I can't tell you how much my heart changed during the story. It starts out just a fragmentation of perspectives and story lines in no particular order, but as the story progresses, I became aware quite suddenly that the story had logic, thoughtfulness, and was so deep. At certain points of the story (Spoiler - click to show) the part where the father is explaining about the stars to Alley, the place where you begin to fly, and the actual death of Alley I was really moved by the emotional writing and the ability of the writer to draw tears from me. And yes, I admit, I did cry a few tears.

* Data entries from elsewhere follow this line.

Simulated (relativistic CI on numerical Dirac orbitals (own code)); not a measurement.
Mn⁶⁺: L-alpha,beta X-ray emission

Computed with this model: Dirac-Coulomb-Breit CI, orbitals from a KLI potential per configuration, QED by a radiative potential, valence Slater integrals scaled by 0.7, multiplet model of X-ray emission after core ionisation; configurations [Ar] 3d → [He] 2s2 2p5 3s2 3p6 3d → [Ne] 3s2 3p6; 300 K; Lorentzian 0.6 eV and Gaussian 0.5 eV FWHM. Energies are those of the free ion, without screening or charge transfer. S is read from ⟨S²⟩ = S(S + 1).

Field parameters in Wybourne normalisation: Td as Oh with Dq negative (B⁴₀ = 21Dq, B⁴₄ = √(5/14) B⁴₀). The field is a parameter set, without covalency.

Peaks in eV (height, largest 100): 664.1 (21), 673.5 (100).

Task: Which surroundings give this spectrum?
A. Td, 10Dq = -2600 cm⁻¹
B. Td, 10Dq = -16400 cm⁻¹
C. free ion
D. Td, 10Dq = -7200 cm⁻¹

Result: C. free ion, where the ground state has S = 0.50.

Really the one character which was focused on was Alley, but through different people (Spoiler - click to show)well of course there was also the spaceman, but that was invoked by Alley the personally changes really strengthened Alley's character, by showing her out of the eyes of many people around her. Some argue her character is too robotic; being 'perfect' at everything and unrealistic, but I, on the other hand, do not feel this way at all. Alley is not unrealistic at all. The author keeps her very alive through the many perspectives. I would argue that instead of being unrealistic, she is just not ordinary, in a world where ordinary sometimes means, well, like the two at the beginning of Photopia. Alley's attitude and character make her not impossible, but a gem. (Spoiler - click to show) The changing of perspectives was used very well to portray Alley, and to make us care about her death. The story showed how unfair it was that such a person could be killed by pure carelessness, and was not only well-written, but had a strong moral
The story has few puzzles and the puzzles it does have are hardly worth being called puzzles at all. However, in a broader perspective, the whole thing is one giant puzzle which you have to solve. Slowly piecing the tiny bits and paragraphs, you have to interpret what is going on through a number of perspectives. I believe that is what non-puzzle IF is all about; trying to determine the significance of the story you're reading through the characters, setting, and interaction. In my opinion, Photopia was (and is) *the* driving force for modern non-puzzle gameplay as well as modern interest for Interactive Fiction. I have not seen a non-puzzle IF come close to as good as Photopia, and I have certainly not played anything that is so emotional.
Photopia is (as stated in the title) Brilliant, breathtaking, and deserving the praise.